Bookmark and Share

Notice: On March 31, it was announced that Statalist is moving from an email list to a forum. The old list will shut down on April 23, and its replacement, statalist.org is already up and running.


[Date Prev][Date Next][Thread Prev][Thread Next][Date Index][Thread Index]

RE: st: q-q plots, theoretical distribution with values higher than the sample's cutoff point


From   Nick Cox <n.j.cox@durham.ac.uk>
To   "'statalist@hsphsun2.harvard.edu'" <statalist@hsphsun2.harvard.edu>
Subject   RE: st: q-q plots, theoretical distribution with values higher than the sample's cutoff point
Date   Fri, 20 Jul 2012 17:53:50 +0100

I don't disagree with anything important here. 

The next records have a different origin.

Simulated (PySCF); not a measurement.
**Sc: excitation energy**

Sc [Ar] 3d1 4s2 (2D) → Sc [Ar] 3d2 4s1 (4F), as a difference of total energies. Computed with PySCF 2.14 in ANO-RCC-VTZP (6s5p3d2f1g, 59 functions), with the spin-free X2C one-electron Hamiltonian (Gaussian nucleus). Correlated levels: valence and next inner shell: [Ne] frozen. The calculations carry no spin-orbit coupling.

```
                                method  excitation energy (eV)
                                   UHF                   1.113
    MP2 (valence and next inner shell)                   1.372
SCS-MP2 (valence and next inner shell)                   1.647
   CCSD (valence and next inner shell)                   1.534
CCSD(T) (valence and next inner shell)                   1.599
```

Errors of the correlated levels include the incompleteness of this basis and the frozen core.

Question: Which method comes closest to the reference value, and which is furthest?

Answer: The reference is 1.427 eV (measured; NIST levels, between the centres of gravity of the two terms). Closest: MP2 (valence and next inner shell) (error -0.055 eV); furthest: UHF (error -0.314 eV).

I should have said "closed form or canned as accessible functions". What is considered as closed form is historically contingent. The status of e.g. log x has shifted considerably from the 16th century to now. The status of what Stata calls -invnormal()- has varied too. If I can write Stata code that calls -invnormal()- that is in practice on all fours with e.g. writing down a polynomial. 

Nick 
n.j.cox@durham.ac.uk 


-----Original Message-----
From: owner-statalist@hsphsun2.harvard.edu [mailto:owner-statalist@hsphsun2.harvard.edu] On Behalf Of David Hoaglin
Sent: 20 July 2012 17:45
To: statalist@hsphsun2.harvard.edu
Subject: Re: st: q-q plots, theoretical distribution with values higher than the sample's cutoff point

Nick,

You're correct that, in general, the g-and-h distributions do not have closed-form densities or cumulative distribution functions.  The quantile function doesn't exist in closed form either, but only because the quantile function of the normal distribution is not closed-form.

For reasons of resistance and robustness, I usually prefer to work with quantiles.  Fitting by maximum likelihood opens you up to problems when the distribution has heavy tails and the data may contain outliers.  Nowadays, fitting a g-and-h distribution by maximum likelihood is not a major problem, but it is not just a few lines of code!  I don't know how much has been done on fitting models that involve predictors.  In any event, the g-and-h distributions are a valuable part of my toolkit, but not a panacea.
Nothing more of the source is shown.